Saturday, April 20, 2013

These are my thoughts


As I read my past blog entries from my freshman year of college, I feel like I am reading into the life of a totally different person. Three years ago I felt worthless, unloved, depressed, and very lonely. I remembered walking down the street outside of campus hearing the chatter of people around me thinking they were talking bad about me. I know this sounds a tad dramatic, but let me assure you that all of it is true. It wasn't a mindset I chose to start thinking in, it just happened when I believed a lie. 

When you are pulled from your comfort zone, something you have been familiar with for so long, the tendency is that what you believe in is all put to the test. Things you thought you knew about yourself will go through the fire, and if it doesn't withstand it, it will burn. And just like any situation in life that's what happened with me. 

When I came to Korea for the first time in eight years I was excited. I'm not going to lie, I was looking forward to see familiar things from my childhood. Eating legit Korean food that I haven't had in a long time and even meeting people I knew. The amusement quickly died down when I started college and realized that my mom would leave me to go back to Egypt and I would be all alone. My family has left me once to go ahead of me to Egypt while I tried to finish my school year in the Philippines, but they left me in our house with my aunt and my cousin. So it wasn't too much of a change, but this time my world went upside down when everything was new and I was the only thing familiar to me. 
I later found out that although my college was a Christian college, it was known as one of the top party schools in Korea and every single orientation I attended invited all the incoming freshman to go clubbing and drinking afterwards. This frustrated me a lot! Because God called me to Korea! He was the one that wanted me to attend this specific college! He was the one that promised that He would provide and He has so much in store for me here. Where was all that? Where was the community He promised? Where is the slightest hint of His presence in these people? I couldn't find any of it anywhere! 

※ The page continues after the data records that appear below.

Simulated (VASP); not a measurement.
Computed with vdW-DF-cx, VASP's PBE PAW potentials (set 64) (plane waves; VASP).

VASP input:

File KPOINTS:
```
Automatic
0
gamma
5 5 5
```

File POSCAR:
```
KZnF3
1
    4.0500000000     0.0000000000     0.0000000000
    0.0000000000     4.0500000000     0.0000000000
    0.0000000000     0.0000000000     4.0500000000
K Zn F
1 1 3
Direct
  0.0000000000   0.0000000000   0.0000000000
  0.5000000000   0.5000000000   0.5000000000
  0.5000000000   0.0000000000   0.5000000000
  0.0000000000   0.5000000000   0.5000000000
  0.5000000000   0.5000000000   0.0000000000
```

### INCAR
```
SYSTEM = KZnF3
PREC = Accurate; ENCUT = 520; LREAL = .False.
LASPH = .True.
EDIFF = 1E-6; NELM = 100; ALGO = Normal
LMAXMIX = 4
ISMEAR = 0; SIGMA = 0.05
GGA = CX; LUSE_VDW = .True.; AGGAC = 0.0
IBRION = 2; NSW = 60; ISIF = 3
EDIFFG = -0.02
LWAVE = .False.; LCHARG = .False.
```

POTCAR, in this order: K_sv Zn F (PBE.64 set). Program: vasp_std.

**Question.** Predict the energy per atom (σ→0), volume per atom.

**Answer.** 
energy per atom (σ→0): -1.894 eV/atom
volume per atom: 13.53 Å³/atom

Last week one of our pastors at church preached on loneliness. So yes I did not just open a can of worms for no reason. The sermon really made me think back to when I was lonely and going through a hard time. I still get lonely here and there, it's a lot different from what it used to be.
As I sat through the sermon one thing really hit me, she said that we all experience that feeling in our life, because we feel like we lack something in our lives. Just like hunger and thirst. It is something we were made to crave in our lives. She said we were made for intimacy. That's why we get lonely, we need intimacy! We were made for community and intimacy with Him. So interesting that she put it in the sense. 
Now 3 years later as I sat through that sermon what she spoke of resonated in my heart. I looked at the people around me and knew that this was my family and that there was a reason I am here. These people were the ones that walked me through every step, and broke off every lie that the enemy was speaking about my worth. It was this family that open heartily embraced a hurting girl and loved on her the way Christ would. It was through that love that I no longer saw myself as lonely. In the sermon she mentioned that God always puts the lonely into families and I couldn't agree more. 
Dear friends, you are a part of a much bigger family. Know that you are not alone in any circumstance.